> "Komið!", "Farið!", Come!, Go!. Here -ið refers to "þið" you plural.


Hi Uoden,

I guess you know all this, but just to elabourate: Modern
Icelandic 'þið' "you" pl. was earlier 'þit' "you (two)", earlier
still 'it' (cf. Old English 'git'). The 2nd person plural verb
ending -ið goes back to Proto-Germanic -iþ or -id. The pronoun 'þit'
acquired its 'þ' from this verb ending due to confusion over where one
word ended and the next began.

komiþ it > komiþit > komi þit / komiþ þit (=komið þit).

Likewise the old 2nd person plural:

komiþ ér > komiþér > komi þér / komiþ þér (=komið þér).
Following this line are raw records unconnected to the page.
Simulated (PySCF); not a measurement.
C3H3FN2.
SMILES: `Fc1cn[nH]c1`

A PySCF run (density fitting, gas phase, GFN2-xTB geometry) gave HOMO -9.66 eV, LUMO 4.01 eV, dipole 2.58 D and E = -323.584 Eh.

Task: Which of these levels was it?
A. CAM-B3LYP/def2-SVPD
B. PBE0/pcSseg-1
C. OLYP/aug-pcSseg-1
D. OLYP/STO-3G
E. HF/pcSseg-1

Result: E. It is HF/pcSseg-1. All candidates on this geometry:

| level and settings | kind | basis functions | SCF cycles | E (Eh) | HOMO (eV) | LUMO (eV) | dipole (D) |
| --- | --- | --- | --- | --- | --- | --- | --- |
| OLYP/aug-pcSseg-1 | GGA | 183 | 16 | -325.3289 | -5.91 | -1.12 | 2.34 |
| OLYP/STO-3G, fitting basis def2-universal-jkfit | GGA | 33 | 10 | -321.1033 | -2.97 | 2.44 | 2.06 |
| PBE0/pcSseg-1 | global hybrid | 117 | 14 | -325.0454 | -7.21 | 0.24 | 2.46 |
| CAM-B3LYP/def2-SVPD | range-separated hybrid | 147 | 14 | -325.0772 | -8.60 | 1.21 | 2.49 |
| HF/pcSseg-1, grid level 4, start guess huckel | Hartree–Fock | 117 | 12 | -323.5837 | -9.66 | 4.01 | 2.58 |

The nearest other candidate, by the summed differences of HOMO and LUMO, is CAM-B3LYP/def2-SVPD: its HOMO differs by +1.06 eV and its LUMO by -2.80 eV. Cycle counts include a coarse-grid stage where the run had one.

Some English examples of this sort of thing: an eke-name ('eke' =
Icelandic 'auk') > a nickname; a norange > an orange (cf.
Arabic 'naaranj', Persian 'naarang').

I don't know how old the change of unstressed final 't' to 'ð' is, but
I think it must go back at least to the 13th century, even though the
standardized/normalized Old Norse spelling used in modern textbooks
uses forms like 'þit', 'kallat' for MnIc. 'þið', 'kallað'.